The best first step is to capture stack traces of all threads in one of the following ways:
procstat -kk -a in userland if it is still responsive and you are able to save the output somehow
alltrace in ddb
thread apply all bt in kgdb
If you see thread(s) with zio_wait call in their stacks and you also see thread(s) with zio_done call in their stacks, then this is very likely a true ZFS deadlock. Please report.
Similarly, if you see thread(s) with zio_wait call in their stacks and you also see thread(s) with zio_interrupt call in their stacks, then this is very likely a true ZFS deadlock. Please report.
If you do not see any threads with zio_wait call, but you see threads with the following calls (or similar):
zfs_freebsd_read
zfs_freebsd_write
dmu_buf_hold_array
arc_read
buf_hash_find
dmu_read_uio
dmu_write_uio
zfs_zget
then this is very likely a true ZFS deadlock. Please report.
If neither of the above is true. That is, you do see zio_wait and you don't see either of zio_done or zio_interrupt, then the problem is most likely with the storage layer:
- storage adapter/controller driver
- storage adapter/controller firmware
- storage adapter/controller hardware
Consider reporting this problem. Please be realistic about the problem. Do not expect a resolution in ZFS code.
Some notes:
- it's better to somehow verify that the threads are stuck where you see them as opposed to doing a lot of work and thus appearing in those places with high probability
camcontrol tags disk -v can be used to check number of queued commands for controllers that work via CAM
when reporting a problem please always include full information about thread stacks, don't cherry pick; the output can be large, upload it somewhere and post a link
If you are into deep debugging some very interesting/useful information can be seen in vdev_t structures associated with each leaf vdev of a pool.

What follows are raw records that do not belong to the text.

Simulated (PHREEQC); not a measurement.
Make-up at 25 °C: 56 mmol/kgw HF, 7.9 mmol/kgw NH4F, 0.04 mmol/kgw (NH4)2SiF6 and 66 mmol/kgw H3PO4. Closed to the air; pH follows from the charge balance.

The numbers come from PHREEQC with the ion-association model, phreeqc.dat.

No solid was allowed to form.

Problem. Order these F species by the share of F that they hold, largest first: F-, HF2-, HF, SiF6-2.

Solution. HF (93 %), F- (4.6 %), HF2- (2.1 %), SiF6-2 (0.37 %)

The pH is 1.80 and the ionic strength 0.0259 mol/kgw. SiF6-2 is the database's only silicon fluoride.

vdev_queue = { vq_deadline_tree = {avl_root = 0xfffffe0338dbb248, avl_compar = 0xffffffff816855b0 <vdev_queue_deadline_compare>, avl_offset = 584, avl_numnodes = 116, avl_size = 896}, vq_read_tree = {avl_root = 0xfffffe019d0b65b0, avl_compar = 0xffffffff81685600 <vdev_queue_offset_compare>, avl_offset = 560, avl_numnodes = 8, avl_size = 896}, vq_write_tree = { avl_root = 0xfffffe03e3d19230, avl_compar = 0xffffffff81685600 <vdev_queue_offset_compare>, avl_offset = 560, avl_numnodes = 108, avl_size = 896}, vq_pending_tree = {avl_root = 0xfffffe025e32c230, avl_compar = 0xffffffff81685600 <vdev_queue_offset_compare>, avl_offset = 560, avl_numnodes = 10, avl_size = 896},
avl_numnodes provides a number of requests (zio-s) in a given queue. vq_deadline_tree is a queue of incoming requests, vq_read_tree and vq_write_tree are sub-queues for read and write requests correspondingly. vq_pending_tree is a queue of requests that have been issued to the underlying storage layer, ZFS is waiting for these requests to be completed.